15 June 2017

Africa: Understanding the Qatar Question

Photo: RFI
Qatar's Doha.

In response to allegations of Qatar's tolerance of terrorism, the Gulf States of Saudi Arabia, United Arab Emirates, Bahrain and Egypt issued a Press statement on June 8, 2017, which effected an air, sea and land blockade of Qatar.

The Qatar regime responded defiantly, arguing that the blockade was illegal and will not result in a crisis because Doha will always find a way of circumventing the blockage and hitting back at the aggressors.

Finance Minister for Qatar Ali Shareef Al Emedi vowed that "if we are going to lose a dollar, they will lose a dollar also". Qatar has also argued that while the rift is unfortunate, they will not allow anyone to dictate their foreign policy.

This follows Qatar's refusal to cooperate with other Arab countries in shunning terrorist activities that have shaken the Gulf region.

The disgruntled Arab nations have joined forces in closing the airline links with Qatar. This is most likely to impact negatively on Qatar Airways business worldwide and the loss of significant airline jobs for citizens of Qatar, Gulf Cooperation Countries (GCC) and a good number of employees from African countries.

The Qatar Tourism Authority (QTA) in 2014 announced that "$45 billion will be allocated to develop Qatar's tourism industry by 2030 as part of the National Tourism Sector Strategy 2030".

Qatar was aiming to attract seven million tourists, which was expected to make a significant contribution to the economy. The diplomatic crisis also threatens a 160 billion pounds of World Cup building plans. These plans may collapse with disastrous consequences to the economy.

It is, however, instructive to note that Qatar has clearly expressed its position to its Arab neighbours that its national interests are best served outside the Gulf agreement of fighting terrorism.

Qatar seems not to be making efforts to reunify the Arab world. And this is most likely to pose more threats and danger to its sovereignty and the security of the region as a whole.

Qatar has taken a dangerous path as it may be difficult for it to re-harmonise relations with the Arab countries. However, as a result of the interdependence that has been going on for a long time, the Arab countries might find it difficult to completely let go of Qatar as it has something to offer.

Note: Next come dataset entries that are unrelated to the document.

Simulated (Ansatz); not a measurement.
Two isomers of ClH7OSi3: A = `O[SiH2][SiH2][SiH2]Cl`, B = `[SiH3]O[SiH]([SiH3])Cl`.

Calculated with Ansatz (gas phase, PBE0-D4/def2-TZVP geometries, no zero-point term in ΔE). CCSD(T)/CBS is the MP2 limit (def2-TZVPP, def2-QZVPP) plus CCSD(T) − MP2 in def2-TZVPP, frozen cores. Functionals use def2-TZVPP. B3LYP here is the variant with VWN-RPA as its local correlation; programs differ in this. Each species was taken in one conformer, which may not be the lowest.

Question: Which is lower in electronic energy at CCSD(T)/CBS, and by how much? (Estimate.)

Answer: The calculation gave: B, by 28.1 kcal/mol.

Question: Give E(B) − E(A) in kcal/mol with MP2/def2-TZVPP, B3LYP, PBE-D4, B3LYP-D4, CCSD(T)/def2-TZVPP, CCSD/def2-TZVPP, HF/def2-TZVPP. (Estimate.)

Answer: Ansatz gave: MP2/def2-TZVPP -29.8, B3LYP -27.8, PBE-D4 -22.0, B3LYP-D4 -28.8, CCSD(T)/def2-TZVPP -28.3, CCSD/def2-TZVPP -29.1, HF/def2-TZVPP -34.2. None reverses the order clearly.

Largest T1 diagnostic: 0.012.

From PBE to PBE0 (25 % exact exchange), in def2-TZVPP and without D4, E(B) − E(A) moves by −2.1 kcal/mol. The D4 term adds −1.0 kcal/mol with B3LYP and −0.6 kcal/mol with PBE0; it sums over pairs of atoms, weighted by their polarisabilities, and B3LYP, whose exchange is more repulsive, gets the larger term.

Qatar is dependent on food imports from its Gulf neighbours to feed its population of 2,5 million and the business is worth billions of dollars. Qatar's behaviour of supporting terrorist groups, if proven true, will be a big setback for peace in the Gulf region's quest for fighting terrorism. It acceded to the Terrorist Bombings Convention on June 27, 2008, a treaty that included measures to eliminate international terrorism.

However, recent behaviour has proved that international treaties have no power in controlling state behaviour in certain circumstances like the national interest consideration of Qatar, which are taking precedence in this case.

The isolation of Qatar from the Arab world has threatened Qatar's defence position. This explains why Turkey has recently deployed troops in Qatar to reinforce its territorial integrity.

Iran has also intervened forcefully to supply the needs of Qatar as a way of rendering the blockade ineffective while many countries -- Arab and non-Arab countries -- are supporting a mediation initiative to break the diplomatic impasse.

If diplomacy is not allowed to work, this would trigger a major regional conflict which will most likely attract non-regional allies of Qatar to join the conflict. The result will be too ghastly to contemplate.

World supply of oil will definitely be reduced significantly and this will impact negatively on the world economy. A change in policy by Qatar might propel a turnaround with regard to the tension that has arisen in the Gulf region. This scenario, however, is unlikely to happen as Qatar believes that its Qatar Charities do not promote terrorism but its national interests. Some countries within the region and outside may boycott this air, sea and land blockade and continue trading, thereby making the sanctions ineffective and reinforcing Qatar's position.

The world must therefore set in motion a series of diplomatic initiatives to calm nerves of the disputants with a view to negotiate a comprehensive settlement for the benefit of Qatar, the Gulf region and the international community.

Cathrine Mudyanadzo is a Harare-based International Relations and political analyst.